America at war! (1941–) – Part 3

Editorial: ‘Life up to the hilt’

Theodore Roosevelt often said a man should “live life up to the hilt.”

Frank Knox, who followed TR up San Juan Hill, and followed him in politics from then on, was never short in observing that maxim.

As a youth he was poor – in language popular in recent years he could almost be said to have been underprivileged. But Frank Know was not a fellow to waste time sympathizing with himself. By working hard and making good on his opportunities he achieved wealth and influence. A small-town newspaperman, he became general manager of a chain of metropolitan dailies, and crowned his business and professional career by becoming owner and shirtsleeve publisher of the great Chicago Daily News.

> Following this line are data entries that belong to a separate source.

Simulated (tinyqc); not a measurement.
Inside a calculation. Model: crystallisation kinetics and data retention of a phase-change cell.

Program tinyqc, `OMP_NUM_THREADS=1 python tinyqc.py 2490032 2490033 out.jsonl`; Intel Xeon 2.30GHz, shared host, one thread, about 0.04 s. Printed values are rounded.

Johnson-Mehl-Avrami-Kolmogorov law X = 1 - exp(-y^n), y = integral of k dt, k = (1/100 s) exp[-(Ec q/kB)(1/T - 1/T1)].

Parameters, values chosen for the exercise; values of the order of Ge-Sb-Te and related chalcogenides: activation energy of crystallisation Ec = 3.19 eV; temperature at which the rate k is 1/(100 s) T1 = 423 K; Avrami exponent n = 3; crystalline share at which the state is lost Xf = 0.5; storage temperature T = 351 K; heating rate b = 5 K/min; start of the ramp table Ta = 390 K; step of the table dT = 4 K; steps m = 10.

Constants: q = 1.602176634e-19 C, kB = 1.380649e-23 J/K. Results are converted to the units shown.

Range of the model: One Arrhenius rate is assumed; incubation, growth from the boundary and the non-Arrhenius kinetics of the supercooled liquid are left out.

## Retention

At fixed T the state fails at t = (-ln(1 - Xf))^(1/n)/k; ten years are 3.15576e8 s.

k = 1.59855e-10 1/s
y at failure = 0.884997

He was a Bull Moose leader, a Republican nominee for Vice President, but gained his only public office – and that a high one – as an appointee under a Democratic administration. And he took time off from journalism and politics to be a combat soldier in two wars and Secretary of the Navy in a third.

A stout partisan in peacetime – there was no more vigorous critic of the New Deal in the balmy ‘30s – he forgot politics when war clouds gathered.

It must have been a source of great satisfaction to Frank Knox that, at the age of 70, he could take an active and important part in this war. One of his last acts was to urge on business and labor leaders the need of compulsory service in war industries to provide for the impending Battle of Europe. Another was to attend the funeral of a former business partner – and there he was stricken.

Frank Knox’s life was rich in rewards. It was a “life up to the hilt.”